## About this project

### Goals
The goal of this project is to understand 1. the popularity of __Ask HN__ and __Show HN__ session comparing with other hacker news sections, and 2. the pattern of people commenting on hacker news, whether there is a certain time that's more popular than other.


### Questions

    *Do Ask HN or Show HN receive more comments on average?
    *Do posts created at a certain time receive more comments on average?


### methodology
We'll approach the problem by analyzing the number of comments.

### data

You can find the source data in this [Kaggle project](https://www.kaggle.com/hacker-news/hacker-news-posts).
The original data set contains all hacker news post in 12 months, ending on September 26 2015. For our project, the data has been reduced from almost 300,000 rows to approximately 20,000 rows by removing all submissions that did not receive any comments, and then randomly sampling from the remaining submissions. 

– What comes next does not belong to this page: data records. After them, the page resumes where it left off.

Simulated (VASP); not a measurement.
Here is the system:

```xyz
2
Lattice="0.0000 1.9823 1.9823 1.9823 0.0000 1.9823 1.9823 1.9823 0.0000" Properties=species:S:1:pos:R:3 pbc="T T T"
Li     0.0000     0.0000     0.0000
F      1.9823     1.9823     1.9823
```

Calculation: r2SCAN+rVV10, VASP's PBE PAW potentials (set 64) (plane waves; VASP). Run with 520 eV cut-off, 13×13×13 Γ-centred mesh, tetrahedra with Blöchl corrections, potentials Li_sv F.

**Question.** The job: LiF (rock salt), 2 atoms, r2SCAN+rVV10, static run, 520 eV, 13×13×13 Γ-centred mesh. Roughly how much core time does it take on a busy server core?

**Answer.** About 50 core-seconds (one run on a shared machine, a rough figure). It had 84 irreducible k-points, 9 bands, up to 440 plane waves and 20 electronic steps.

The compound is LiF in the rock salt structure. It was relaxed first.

Below are descriptions of the columns:

-`id`: The unique identifier from Hacker News for the post

-`title`: The title of the post

-`url`: The URL that the posts links to, if it the post has a URL

-`num_points`: The number of points the post acquired, calculated as the total number of upvotes minus the total number of downvotes

-`num_comments`: The number of comments that were made on the post

-`author`: The username of the person who submitted the post

-`created_at`: The date and time at which the post was submitted


In [1]:
# initialization

from csv import reader
opened_file = open('hacker_news.csv')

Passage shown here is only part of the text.